The attention weights $ \mathbf{A} $ are computed as the softmax over the scaled dot-product of $ \mathbf{Q} $ and $ \mathbf{K} $:

$$ \mathbf{A} = \text{softmax}\left(\frac{\mathbf{Q}\mathbf{K}^T}{\sqrt{D_h}}\right) $$

The output is a fused feature vector that incorporates visual information weighted by its relevance to the current RF signature:

$$ \mathbf{F}_{\text{fusion}} = \text{LayerNorm}(\mathbf{F}_r + \mathbf{A} \mathbf{V}) $$

To capture diverse aspects of the relationship, we employ a Multi-Head Cross-Attention (MHCA) mechanism with 8 heads. Each head performs the above operation in a different learned projection subspace. The outputs of all heads are concatenated and linearly projected to produce the final multimodal feature representation. This representation is then fed into a simple fully-connected classification layer to make the final “unmanned drone present/absent” decision.

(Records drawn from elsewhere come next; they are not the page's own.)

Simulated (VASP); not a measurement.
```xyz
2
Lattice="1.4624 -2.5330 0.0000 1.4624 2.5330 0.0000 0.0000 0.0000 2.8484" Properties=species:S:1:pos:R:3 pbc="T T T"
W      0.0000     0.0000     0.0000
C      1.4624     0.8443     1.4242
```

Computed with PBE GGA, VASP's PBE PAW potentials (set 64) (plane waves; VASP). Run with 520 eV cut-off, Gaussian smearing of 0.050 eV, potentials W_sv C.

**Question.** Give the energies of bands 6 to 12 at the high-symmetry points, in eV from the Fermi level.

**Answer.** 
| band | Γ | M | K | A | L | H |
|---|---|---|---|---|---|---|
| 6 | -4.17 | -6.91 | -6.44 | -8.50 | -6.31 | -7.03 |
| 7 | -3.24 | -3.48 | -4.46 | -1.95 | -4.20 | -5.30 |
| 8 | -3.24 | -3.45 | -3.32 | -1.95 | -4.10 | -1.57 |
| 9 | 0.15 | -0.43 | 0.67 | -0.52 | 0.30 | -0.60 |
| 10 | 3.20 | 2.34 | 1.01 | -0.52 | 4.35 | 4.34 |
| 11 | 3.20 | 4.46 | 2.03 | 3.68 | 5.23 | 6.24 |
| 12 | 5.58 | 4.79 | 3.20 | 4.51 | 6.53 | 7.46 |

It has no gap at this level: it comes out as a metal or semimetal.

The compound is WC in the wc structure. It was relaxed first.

3. Experimental Results and Analysis

3.1 Datasets

The framework is evaluated on two public datasets:

DroneRF Dataset: Contains RF recordings of background noise and three unmanned drone models under four different flight modes (e.g., hovering, flying). We create classification tasks: 2-class (drone vs. background), 4-class (flight modes), and 10-class (models + flight modes).
Drone (UAV) Detection Dataset: Contains images with bounding box annotations for unmanned drones in various backgrounds, used for training and evaluating the visual detection pipeline.

3.2 RF Signal Processing and Classification Results

The RF signal from an unmanned drone is successfully denoised via EEMD, with noise-dominated IMFs identified and removed. The clean signal is compressed and transformed into spectrogram and persistence spectrum images. The ResNet-50 model is trained on these images. The classification accuracy and F1-Score are summarized below:

Table 2: RF Signal Image Classification Performance using ResNet-50
Image Type	Classification Task	Accuracy	F1-Score
Spectrogram	2-Class	100%	100%
	4-Class	97.78%	98.89%
	10-Class	86.67%	93.24%
Persistence Spectrum	2-Class	100%	100%
	4-Class	100%	100%
	10-Class	95.55%	97.24%

The persistence spectrum generally yields superior performance, especially for fine-grained classification, due to its robustness to transient noise. The model demonstrates a very high capability in distinguishing unmanned drone RF signatures from background noise.

3.3 Visual Detection Results

The EfficientDet-D1 model, with the Coordinate Attention-enhanced EfficientNet-B1 backbone and WIoU loss, is trained on the drone image dataset. It achieves an Average Precision (AP) of 37.4% and an AP@50 of 48.1% on the test set, demonstrating competent detection performance for the challenging task of locating small unmanned drones in images. The image classification branch of the visual pipeline achieves an accuracy and F1-score of 99.8% on the binary task of determining if an image contains an unmanned drone.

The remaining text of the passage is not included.